‘A Woman Alone', featuring stories by Dario Fo, threw the spotlight on life, as it is
‘A Woman Alone's greatest strength was that it didn't descend into a self-indulgent tear-jerker. Produced for ANEW (Association for Non-Traditional Employment for Women) and slated as an ‘evening of laughter and poignancy', it could so easily have been made into a bathos fest.
Director Mithran Devanesan had other ideas. He chose to divide the evening into three short bustling plays, providing a range of characters, sets and stories over the one-and-a-half hours that the production spanned.
Short plays have obvious advantages. They're perfect for short attention spans, mixed audiences and conveying a bundle of ideas. Devanesan chose a set of three from the same playwright, Dario Fo, an Italian satirist who won the Nobel Prize for Literature in 1997.
Fo's work is especially appropriate for our times as it showcases throbbing sorrow by displaying it under a veneer of cheery normalcy. Anyone who's ever had to deal with situations, or indeed life, by pretending all is well can relate to the chilling title play, ‘A Woman Alone', in which Indrani Krishnaier irons laundry in time to Abba, as she tells a neighbour about the true horror of her seemingly typical life.
The role is exhausting, requiring Krishnaier to conduct a perky conversation with an imaginary neighbour, while juggling various facets of her life — a lovelorn college-student obsessed with her, a lecherous brother-in-law in a body cast and a ruthlessly controlling husband.
Yet, she executed it with unflagging energy and honesty carrying the unquestioning audience along. Fiercely strong and heartbreakingly vulnerable in turn, Krishnaier stumbled occasionally, tripping over her words, but so entrenched in character that these lapses were easy to forgive.
In deference to playwright Fo perhaps, Mithran chose to make the productions more colourfully theatrical than grittily realistic.
This was evident even in the deliberately choreographed changing of scenes, usually just dispensed with as an annoying necessity. The busily-cluttered stage of ‘Rise And Shine' gave way to the starkness of Medea very deliberately as stage hands slowly twirled chairs, shifted props and moved curtains.
Nikhila Kesavan's solo piece, ‘Rise And Shine', used deliberately-exaggerated movement, making the most of her barely-contained restless energy to capture the audience's imaginations.
Her lively piece, like a piece of choreography, burst with lights, ceaseless chatter and the haphazard flotsam of a tired middle-class home.

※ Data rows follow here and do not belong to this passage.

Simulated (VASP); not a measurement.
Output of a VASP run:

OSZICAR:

Silence and darkness, in contrast, were used to punctuate ‘Medea'. However, despite being intricately designed, with a raucous, yet fluid, chorus, it didn't have the impact of the other two, perhaps because the actress playing Medea was too calm, and too composed to be believable. Especially in comparison to the productions' other two subtly-frenzied leads.
The stories, despite being written by Fo in the early 1990s, were all very contemporary, thanks to careful editing.
Well, editing and the undeniable fact that even decades later, women-centric issues such as the exhausting juggling of work and home, husbands and in-laws, love and separation remain the same.